It's not easy to further tarnish the public image of bureaucrats, long derided for devotion to procedural minutiae over common sense. But this week, two senior Veterans Affairs officials, one of whom works in Minnesota, took the reputation of civil servants down another notch.

Their alleged crass, self-serving behavior, documented in a new report from the VA inspector general, also undermines already ailing confidence in their scandal-plagued agency, under fire for delays in providing veterans' health care.

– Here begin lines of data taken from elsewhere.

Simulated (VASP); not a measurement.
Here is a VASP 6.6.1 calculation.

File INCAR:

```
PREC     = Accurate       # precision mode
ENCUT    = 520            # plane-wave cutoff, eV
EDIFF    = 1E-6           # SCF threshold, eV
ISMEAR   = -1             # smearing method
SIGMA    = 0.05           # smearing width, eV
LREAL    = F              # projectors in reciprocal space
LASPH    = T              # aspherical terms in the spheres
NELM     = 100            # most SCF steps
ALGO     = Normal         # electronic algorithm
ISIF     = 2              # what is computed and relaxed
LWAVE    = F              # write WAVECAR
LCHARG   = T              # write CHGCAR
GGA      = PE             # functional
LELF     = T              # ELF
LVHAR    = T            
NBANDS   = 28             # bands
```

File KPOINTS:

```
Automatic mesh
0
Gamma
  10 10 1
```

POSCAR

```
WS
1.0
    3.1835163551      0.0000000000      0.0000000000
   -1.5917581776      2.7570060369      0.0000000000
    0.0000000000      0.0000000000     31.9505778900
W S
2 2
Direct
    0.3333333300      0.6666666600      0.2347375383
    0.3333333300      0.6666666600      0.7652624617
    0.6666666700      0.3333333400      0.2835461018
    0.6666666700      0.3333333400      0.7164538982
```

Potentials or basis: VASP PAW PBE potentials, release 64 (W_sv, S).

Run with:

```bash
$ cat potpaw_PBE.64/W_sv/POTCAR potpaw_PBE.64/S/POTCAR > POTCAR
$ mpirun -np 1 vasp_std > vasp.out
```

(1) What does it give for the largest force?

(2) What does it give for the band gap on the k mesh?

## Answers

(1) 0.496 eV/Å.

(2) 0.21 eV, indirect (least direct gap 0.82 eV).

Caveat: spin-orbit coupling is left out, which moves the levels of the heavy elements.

The two administrators work for the Veterans Benefits Administration, a part of the Department of Veterans Affairs that was the subject of a 2012 congressional hearing scrutinizing its massive backlog in claims processing. On Monday, the inspector general released the results of an investigation triggered by a whistleblower's call about nearly $300,000 in moving benefits paid out to administrator Diana Rubens when she transferred from Washington, D.C., to a regional office in Philadelphia.

The other administrator the report focuses on is Kimberly Graves, who volunteered in 2014 to move to Minnesota to head up the regional benefits office in St. Paul. Graves' moving expenses were $129,467. The inspector general is referring its findings on the two to the U.S. attorney's office for possible criminal prosecution.

Surprisingly, the investigators generally did not take issue with the ­eyebrow-raising moving expenses. Rubens and Graves qualified for a VA program that assists transferred officials when their houses can't be sold quickly. That's what yielded the large sums and the report concluded that policies were followed. The sums, however, stand in stark contrast to the average employer relocation package — $21,033 — documented by a 2012 survey.

Instead, investigators concluded that "two [other] directors appear to have been inappropriately coerced to leave positions" to "create vacancies for Ms. Rubens and Ms. Graves.'' Rubens and Graves "inappropriately used their positions of authority for personal and financial benefit," the report stated.

Referring these actions to the U.S. attorney's office is proper and commendable. Swift action to hold these administrators accountable will be a strong deterrent to others.